DoD correspondence log converted from pix to spreadsheets
I’m posting, in an Excel spread sheet, the congressional correspondence logs covering the first three months of 2007 that we got a while back in a less than user friendly format from the Office of the Secretary of Defense. Here’s a sample of what we got in response to our FOIA — a .tif or tagged image file format — I picked one at random, but we have a CD-Rom with 189 files just like it.
Anu turned the files over to Scott Wells, our multi-talented office administrator, who used a program called ocrad (it runs on Linux) to convert it to a text file, which Anu posted here. Here’s a sample of what the converted .tif files looked like:
OSD CONTROL NUMBER: OSD 03257-07 DOCUMENTTYPE: INCOMING DOC: 2128/2007 DOR: 31212007
FROM: uss LEVIN, c TO: SECDEF
SUBJECT: REauEsT FOR NUMBER OF IRAal INDIVIDUALS WHO HAVE HELPED THE u.s. SUSTAIN AND MANAGE ITS PRESENCE IN IRAa
AGENCY: JCS TASK: PRS SUSPENSE: 3/1312007 ACD:
FILE NUMBER: IRAa
OSD CONTROL NUMBER: OSD 03288-07 DOCUMENT TYPE: INCOMING DOC: 212812007 DOR: 3/2/2007
FROM: uss VOINOVICH, G TO: SECDEF
___’_BJEIT_CLAIM AGAINSTTHE FEDERAL GOVERNMENT FOR COSTS INCURRED AS A RESULT OF A TERMINATION OF CONTRACT _
AGENCY: SA – TASK: RD SUSPENSE: 3113/2007 ACD: 3/13/2007 _
FILE NUMBER: 160
OSD CONTROL NUMBER: OSD 03443-07 DOCUMENT TYPE: INCOMING DOC: 212812007 DOR: 3/6/2007
FROM: uss CANTWELL, M TO: LA
SUBJECT: REauEsT YOUR SUPPORT IN EXPEDITING MY INVESTIGATION _
AGENCY:SA TASK:RD SUSPENSE: ACD:
FILE NUMBER: T-
Not perfect, but at least digitized and searchable. But still, somehow unsatisfying. I fooled around with the text file and was able to convert it to a tab delimited form (all those years coding agate at the Philadelphia Inquirer really came in handy).

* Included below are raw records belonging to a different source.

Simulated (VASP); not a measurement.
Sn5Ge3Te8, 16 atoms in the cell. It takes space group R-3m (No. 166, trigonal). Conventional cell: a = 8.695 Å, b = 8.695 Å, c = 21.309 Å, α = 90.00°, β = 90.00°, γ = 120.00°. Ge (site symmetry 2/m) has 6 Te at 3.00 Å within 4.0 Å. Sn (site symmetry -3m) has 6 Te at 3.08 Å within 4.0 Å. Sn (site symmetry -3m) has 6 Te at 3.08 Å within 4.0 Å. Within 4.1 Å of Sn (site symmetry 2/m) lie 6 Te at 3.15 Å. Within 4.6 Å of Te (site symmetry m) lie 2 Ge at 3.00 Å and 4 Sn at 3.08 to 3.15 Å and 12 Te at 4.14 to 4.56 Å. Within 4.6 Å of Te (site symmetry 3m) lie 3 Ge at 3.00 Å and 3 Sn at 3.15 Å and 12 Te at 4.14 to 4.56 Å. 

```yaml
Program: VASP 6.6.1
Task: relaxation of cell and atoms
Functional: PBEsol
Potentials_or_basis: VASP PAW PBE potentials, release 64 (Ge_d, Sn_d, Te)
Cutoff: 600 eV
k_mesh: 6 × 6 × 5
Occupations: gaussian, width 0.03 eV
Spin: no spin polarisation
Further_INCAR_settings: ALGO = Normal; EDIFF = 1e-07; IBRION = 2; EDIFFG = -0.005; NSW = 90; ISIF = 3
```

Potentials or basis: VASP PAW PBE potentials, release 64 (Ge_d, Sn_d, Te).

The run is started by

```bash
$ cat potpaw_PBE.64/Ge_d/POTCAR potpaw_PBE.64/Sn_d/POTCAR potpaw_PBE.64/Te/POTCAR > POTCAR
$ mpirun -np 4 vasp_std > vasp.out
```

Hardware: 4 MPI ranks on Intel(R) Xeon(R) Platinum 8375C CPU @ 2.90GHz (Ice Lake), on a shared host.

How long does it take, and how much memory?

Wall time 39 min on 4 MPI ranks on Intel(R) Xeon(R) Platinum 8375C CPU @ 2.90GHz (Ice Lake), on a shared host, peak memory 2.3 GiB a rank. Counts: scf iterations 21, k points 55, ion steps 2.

Now, a few explanations. There are three sheets on the spreadsheet. Sheet one is the cleanest version of the data with some value added fields, sheet two has every field–the enhanced ones and the original ones, and sheet three has only the original fields from the text file. I ended up ignoring some fields (in part because DoD stopped sending them to us in response to subsequent requests, and in part because we’ve been unable to learn from DoD what those fields mean–the ones I didn’t really touch were Agency, Task, Suspense and File Number). There’s also a pair of columns called “Extra One” and “Extra Two” — some of the data got bumped further to the right, but it was hard to tell which column to assign the extras to.
There’s also some very messy data. For example, there’s a lot of garble like this, WOULD LIKE7a REIOhR_REPID_R POSITION IN DOD,
and this OSD “j2o5-07. The latter is from the OSD control number field, which one could use in a freedom of information request to more easily get a copy of the actual letter to which it refers. Those numbers are supposed to look like this: OSD 00136-07.
Now, to get this data into better shape, I need to go back to those .tif files, print them all out (there are 189 of them) and painstakingly go through them, comparing each page to the corresponding line in the spread sheet, fixing garble and double checking numbers, names and dates.
Now, the really ridiculous thing about all this is that the Office of the Secretary of Defense keeps its records in a form not dissimilar to the one that we’ve managed to put together here. To respond to our FOIA request, someone at DoD (probably a contractor) printed pages from a database, which they then turned into .tif files, which they then copied onto a CD-Rom, which they then sent to us. I’ll have more to say about that aspect of this later.